I am trying to run the following.

mysql > purge binary logs to 'mysqld-relay-bin.000075';
ERROR 1373 (HY000): Target log not found in binlog index

# cat ./mysqld-relay-bin.index 

What can I do to manually clear remove these relay logs.

MariaDB [(none)]> show slave status;
Empty set (0.00 sec)

MariaDB [(none)]> show master status;
| File          | Position  | Binlog_Do_DB | Binlog_Ignore_DB |
| binary.000141 | 487953618 |              |                  |

ls -lrt /var/lib/mysql/logs/
total 4616604
-rw-rw---- 1 mysql mysql        299 Jun  7 15:04 mysqld-relay-bin.000010
-rw-rw---- 1 mysql mysql        299 Jun  7 15:19 mysqld-relay-bin.000011
-rw-rw---- 1 mysql mysql        299 Jun  7 15:21 mysqld-relay-bin.000012
-rw-rw---- 1 mysql mysql        299 Jul 23 01:15 mysqld-relay-bin.000075
-rw-rw---- 1 mysql mysql        299 Jul 23 01:15 mysqld-relay-bin.000076
-rw-rw---- 1 mysql mysql        268 Jul 24 09:17 mysqld-relay-bin.000077

As part of a backup script that I run. I flush logs every night, could that have an effect.

Maser server where the replication logs are piling up.

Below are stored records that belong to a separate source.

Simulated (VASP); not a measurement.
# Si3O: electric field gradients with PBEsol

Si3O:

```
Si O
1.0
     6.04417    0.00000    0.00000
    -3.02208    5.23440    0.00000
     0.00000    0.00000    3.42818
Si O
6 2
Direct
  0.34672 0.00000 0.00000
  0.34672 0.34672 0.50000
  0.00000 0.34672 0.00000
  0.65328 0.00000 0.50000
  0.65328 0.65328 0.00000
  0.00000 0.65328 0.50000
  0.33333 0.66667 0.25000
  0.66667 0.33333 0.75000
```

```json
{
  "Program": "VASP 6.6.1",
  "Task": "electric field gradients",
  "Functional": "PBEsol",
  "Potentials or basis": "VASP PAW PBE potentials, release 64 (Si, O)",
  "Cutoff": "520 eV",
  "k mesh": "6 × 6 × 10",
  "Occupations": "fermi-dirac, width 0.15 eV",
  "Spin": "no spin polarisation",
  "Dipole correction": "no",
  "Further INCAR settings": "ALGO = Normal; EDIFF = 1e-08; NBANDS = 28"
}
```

MariaDB [(none)]> SHOW VARIABLES LIKE 'server_id';  
| Variable_name | Value |
| server_id     | 1000  |
1 row in set (0.00 sec)

MariaDB [(none)]> SHOW VARIABLES LIKE '%relay%';
| Variable_name         | Value                                  |
| max_relay_log_size    | 1073741824                             |
| relay_log             | /srv/mysql/logs/mysqld-relay-bin       |
| relay_log_basename    | /srv/mysql/logs/mysqld-relay-bin       |
| relay_log_index       | /srv/mysql/logs/mysqld-relay-bin.index |
| relay_log_info_file   | relay-log.info                         |
| relay_log_purge       | ON                                     |
| relay_log_recovery    | OFF                                    |
| relay_log_space_limit | 0                                      |
| sync_relay_log        | 10000                                  |
| sync_relay_log_info   | 10000                                  |

Slave that connects to the master.

MariaDB [(none)]> SHOW VARIABLES LIKE 'server_id';
| Variable_name | Value |
| server_id     | 1002  |
1 row in set (0.00 sec)

MariaDB [(none)]>  SHOW SLAVE STATUS\G;
*************************** 1. row ***************************
               Slave_IO_State: Waiting for master to send event
                  Master_User: db.replicator
                  Master_Port: 3306
                Connect_Retry: 10
              Master_Log_File: binary.000141
          Read_Master_Log_Pos: 540479720
               Relay_Log_File: mysqld-relay-bin.000358
                Relay_Log_Pos: 540480005
        Relay_Master_Log_File: binary.000141
             Slave_IO_Running: Yes
            Slave_SQL_Running: Yes
                   Last_Errno: 0
                 Skip_Counter: 0
          Exec_Master_Log_Pos: 540479720
              Relay_Log_Space: 540480344
              Until_Condition: None
                Until_Log_Pos: 0
           Master_SSL_Allowed: No
        Seconds_Behind_Master: 0
Master_SSL_Verify_Server_Cert: No
                Last_IO_Errno: 0
               Last_SQL_Errno: 0
             Master_Server_Id: 1000
                   Using_Gtid: No
                Parallel_Mode: conservative
1 row in set (0.00 sec)

ERROR: No query specified
  • The relay logs necessarily go away on their own. If valid logs are sticking around, please check few things. First, Are the server_id values (SHOW VARIABLES LIKE 'server_id';) distinct across all connected Master(s) and Slave(s)? Seconds, SHOW SLAVE STATUS; -- is replication caught up? Check Seconds_behind_master, plus check SQL and I/O thread. If replication stopped, or is behind, the relay logs are necessary. – akumar Jul 25 '17 at 10:01

You are mixing up two things: "binlogs" and "relaylogs"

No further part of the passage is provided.